Search code examples
stringperlcomparisonsubstringmaxlength

Perl: Find all matched substrings of two strings


Maybe there is a function, which can find every (maximal by length) equal substring of string1 and string2 in perl, isn't it?

I can find every substring in string, using m/substring/g;.

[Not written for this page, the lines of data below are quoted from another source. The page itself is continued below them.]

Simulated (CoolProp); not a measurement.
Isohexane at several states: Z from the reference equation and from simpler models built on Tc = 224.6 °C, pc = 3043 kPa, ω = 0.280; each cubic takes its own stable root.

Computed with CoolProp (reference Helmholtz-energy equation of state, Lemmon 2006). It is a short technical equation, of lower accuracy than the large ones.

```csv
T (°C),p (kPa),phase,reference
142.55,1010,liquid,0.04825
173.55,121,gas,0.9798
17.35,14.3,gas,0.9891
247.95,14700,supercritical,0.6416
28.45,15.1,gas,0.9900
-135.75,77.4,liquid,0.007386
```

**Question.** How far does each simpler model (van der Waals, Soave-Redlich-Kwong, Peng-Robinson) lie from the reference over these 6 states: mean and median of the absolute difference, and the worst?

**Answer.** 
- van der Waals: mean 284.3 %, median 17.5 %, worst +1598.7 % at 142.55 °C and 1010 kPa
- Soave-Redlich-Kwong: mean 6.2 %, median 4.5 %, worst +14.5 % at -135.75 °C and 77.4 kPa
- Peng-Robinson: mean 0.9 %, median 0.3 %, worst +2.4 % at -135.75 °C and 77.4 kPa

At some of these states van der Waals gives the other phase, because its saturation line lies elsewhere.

For searching all equal substrings, I must shift the pointer of string1's begin and symbol-by-simbol compare strings. How can I do it in perl, or is there a way easer? (the ready function)

Thank you in advance.

my $string1 = "... (i==i)kn;i=n.n;k(i(i,"%i",&i);i ..."; my $string2 = "... k;kn;i=n.n;k;k(i(i,"%i",&i);k ..."; my @answer = ( ..., "kn;i=n.n;", "k(i(i,"%i",&i);", ... );


Solution

  • Your example seems to show returning two different lengths of substring, with the shorter one first, so I'm not sure what "maximal by length" means. But this may help:

    use Tree::Suffix;
    my $string1 = '(i==i)kn;i=n.n;k(i(i,"%i",&i);i';
    my $string2 = 'k;kn;i=n.n;k;k(i(i,"%i",&i);k';
    my $tree = Tree::Suffix->new($string1, $string2);
    my @answer;
    my $min_length = 1;
    my $max_length = 0; # 0 initially means no limit
    do {
        my @by_length = $tree->lcs($min_length,$max_length);
        last unless @by_length;
        # don't include any substrings that are substrings of substrings already found
        for my $new_substring (@by_length) {
            push @answer, $new_substring if 0 == grep $_ =~ /\Q$new_substring/, @answer;
        }
        $max_length = length($by_length[0])-1;
    } while $max_length >= $min_length;
    use Data::Dumper;
    print Dumper \@answer;
    

    output:

    $VAR1 = [
          ';k(i(i,"%i",&i);',
          'kn;i=n.n;k'
        ];
    

    Tree::Suffix was kind of a pain to install; I had to delete the included inc/Devel/CheckLib.pm because it had errors and install Devel::CheckLib separately, as well as downloading and installing the libstree library.